Catalysts, that make chemical reactions occur faster and more efficiently, are used in the production of most of the chemicals people use daily, such as gasoline, fertilizers and, even, margarine. The problem? Many of these catalytic processes require a tremendous amount of energy, often in the form of heat, and generate harmful byproducts. Furthermore, most of these products are still produced from fossil fuels.
Researchers from Lehigh University in the U.S. and Cardiff University in the U.K. have pioneered a bimetallic catalysis technique using gold and palladium nanoparticles on a conductive support that could lead to new design pathways for greener production of renewable bio-derived fuels and chemicals.
The results of this collaboration are described in a paper, "Au-Pd separation enhances bimetallic catalysis of alcohol oxidation" published recently in the journal Nature. The authors include, from Lehigh: Steven McIntosh, Department of Chemical and Biomolecular Engineering, and Christopher Kiely, Department of Materials Science and Engineering; and, from Cardiff: Graham J. Hutchings, Max Planck-Cardiff Centre on the Fundamentals of Heterogeneous Catalysis FUNCAT.
Gold and palladium are among the most promising elements used in catalysts for upgrading bio-derive molecules to useful chemicals. The trick is, that each element is active for different reaction steps in the upgrading process, explains McIntosh. In this case, gold is active for alcohol dehydrogenation but not active for oxygen reduction. Palladium is the opposite. These elements are often combined into single particles to create a 'compromise' catalyst, he says.
McIntosh and his colleagues discovered an unexpected enhancement in bimetallic catalyst activity using these two elements that is attributable to particles of each element "talking" to each other via electron transfer through the conducting support. They demonstrate how, by separating the gold and palladium components in bimetallic carbon-supported catalysts, they achieved almost double the reaction rate compared with that achieved with the corresponding alloy catalyst.
"There was a dramatic increase in rate?Above the rate of each one separately?when the two different types of particles were placed together on a conducting support enabling the electron transfer between them," says McIntosh. "Unraveling why this happens took a huge amount of very thorough research, checking and rechecking hypotheses until we reached the conclusions presented in this paper."
The collaboration brought together electrocatalysis and thermal catalysis to understand and design novel catalyst systems.
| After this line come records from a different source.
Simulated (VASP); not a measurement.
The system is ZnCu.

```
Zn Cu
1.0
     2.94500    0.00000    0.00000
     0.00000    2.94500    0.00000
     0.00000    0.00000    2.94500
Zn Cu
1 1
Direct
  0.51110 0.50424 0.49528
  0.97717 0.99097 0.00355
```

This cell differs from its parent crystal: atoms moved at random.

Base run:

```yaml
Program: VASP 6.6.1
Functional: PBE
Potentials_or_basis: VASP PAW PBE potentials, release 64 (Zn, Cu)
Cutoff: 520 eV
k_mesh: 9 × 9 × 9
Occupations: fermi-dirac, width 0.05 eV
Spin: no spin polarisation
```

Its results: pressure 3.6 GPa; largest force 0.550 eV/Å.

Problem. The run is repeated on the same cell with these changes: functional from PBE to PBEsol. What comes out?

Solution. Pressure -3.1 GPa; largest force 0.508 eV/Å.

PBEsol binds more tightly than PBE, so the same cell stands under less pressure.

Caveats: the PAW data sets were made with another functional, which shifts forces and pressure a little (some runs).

"This hybrid approach meant that we could not only understand where the particles were on the support materials, but also bring electrochemical techniques to bear to demonstrate the mechanism and driving forces for this process," says McIntosh.
This discovery could provide a pathway to design and understand similar bimetallic catalyst systems for a wide range of reactions, says McIntosh, adding: "It has the potential to change the way experts think about the design and creation of these catalysts for many applications?in this case, for the green production of bio-derived chemicals and fuels."